Well . . . now CNN has given Ryan a big sloppy kiss for his continuing "courageousness" in trying to rob the poor and the old to give money to the rich and the corporate. But my favorite piece has to be this bit:
Ryan was pushed again this summer to run for the Republican presidential nomination by assorted GOP luminaries. His answer: No, not yet.
(emphasis added)

Okay . . . I'll be the first to admit that my political predictions don't always pan out -- but, seriously? I called Ryan running for president in 2016 -- very first thing I wrote down.

Of course, I hope he does run and gets crushed . . . but I really do hope he runs.

'Cause then I will look prescient and will get to do a Happy Dance for being so goddamned smart.


  1. Oh this is so much better than me predicting Krugman columns. :)

    I'm terrible - TERRIBLE - at predicting political stuff. Like between Romney and Perry, I still have no idea (I would say Romney, but my Dad made a good point, which is that crazy Christians hate Mormons - so, I find that kind of compelling, but then, Perry has just been terrible as of late).

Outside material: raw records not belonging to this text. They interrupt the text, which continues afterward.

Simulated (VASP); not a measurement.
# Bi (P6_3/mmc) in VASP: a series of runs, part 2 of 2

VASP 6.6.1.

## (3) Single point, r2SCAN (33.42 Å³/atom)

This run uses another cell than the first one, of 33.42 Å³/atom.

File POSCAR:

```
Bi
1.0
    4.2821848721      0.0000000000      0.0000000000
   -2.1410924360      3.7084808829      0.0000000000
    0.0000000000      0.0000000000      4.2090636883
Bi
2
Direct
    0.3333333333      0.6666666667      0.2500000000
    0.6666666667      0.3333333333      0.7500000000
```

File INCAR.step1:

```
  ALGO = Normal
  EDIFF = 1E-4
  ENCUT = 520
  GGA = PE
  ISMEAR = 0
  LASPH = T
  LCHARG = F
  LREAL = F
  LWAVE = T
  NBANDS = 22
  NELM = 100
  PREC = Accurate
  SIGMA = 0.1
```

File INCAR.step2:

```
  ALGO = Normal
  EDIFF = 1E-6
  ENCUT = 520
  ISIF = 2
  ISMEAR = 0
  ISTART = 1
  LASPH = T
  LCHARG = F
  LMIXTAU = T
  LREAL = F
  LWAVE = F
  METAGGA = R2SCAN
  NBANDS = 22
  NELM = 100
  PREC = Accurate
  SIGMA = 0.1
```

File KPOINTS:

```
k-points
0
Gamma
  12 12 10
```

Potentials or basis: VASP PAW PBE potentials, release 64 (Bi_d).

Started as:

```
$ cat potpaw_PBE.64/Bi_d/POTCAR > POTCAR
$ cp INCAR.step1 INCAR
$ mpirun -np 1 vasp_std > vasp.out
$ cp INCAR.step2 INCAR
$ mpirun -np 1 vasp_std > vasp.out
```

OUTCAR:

    By the way - the "courageous" Ryan plan, which it turned out was a total, total sham - the media's coverage of that is one of the reasons I started a blog and started trying to figure out economic issues. Because when it turned out the budget was complete BS, I realized the vast majority of the press had no idea - none at all - about economic matters. I mean they'd been touting a budget that's BS? So, in other words, they'd been touting a budget they didn't know how to read and they'd been doing it as if they did know how to read it.

  2. Yeah . . . I think the smart money is on Romney, but it's definitely up in the air. If I had to guess right now I'd guess that Romney gets the nomination but - for precisely the reason your Dad makes - has a hard time ginning up support from the base, which then sits out the general election.

    On the other hand, I don't think anyone can say definitively that Perry is out. Since we're not talking general election, but only the primary nod, it is quite possible that the crazy Republican base just gives it to Perry anyway. Sure, he once did something nice for the children of undocumented immigrants - and that's gotta hurt him - but did you see how babblingly incoherent he was in the debate? Now that's a level of pig-headed ignorance the modern Republican party can rally around!

    I'm looking forward to the actual voting in the Republican primary contest, because I think it will provide insight into just how far down the rabbit hole the party has fallen. If Perry does in fact get the nod then that will pretty much confirm that the inmates are now running the asylum.

  3. Hard to understand why Perry did so poorly in Florida, and Cain so well. Their totals make no sense at all. Ron Paul can't win it but he could be king maker, throwing his support to someone who bends a little toward his anti-war views. Can't see Romney or Perry doing this. Who is left? Draft Michael Bloomberg ?

  4. The conventional wisdom seems to be coalescing around the idea that Perry's failure to bash illegal immigrants with sufficient venom hurt him; I heard a report on NPR that highlighted one woman (a Perry supporter) who said she felt the need to reconsider her support after she was made aware during the last debate that Perry thinks having the children of undocumented workers get an education is just fine.

    Perry's failure to hate on brown people may be what turned off the committed Republican activists in the Florida straw poll. Or his dismal performance the debate (I've since watched some clips) may have convinced some of them that putting him up against Barack Obama in the general would not make for good viewing. My guess is that it probably resulted from some combination of these factors, but at this point I don't think anyone really knows.

    As for Bloomberg . . . I just don't see him getting into the race. If he ran as an indpendent candidate - assuming he could even get the paperwork completed in all 50 states in time for the election - he would still almost certainly lose. And the idea that the GOP base will turn out en masse to vote for a short Jewish guy from New York who used to be a Democrat . . . well, let's just say I have my doubts.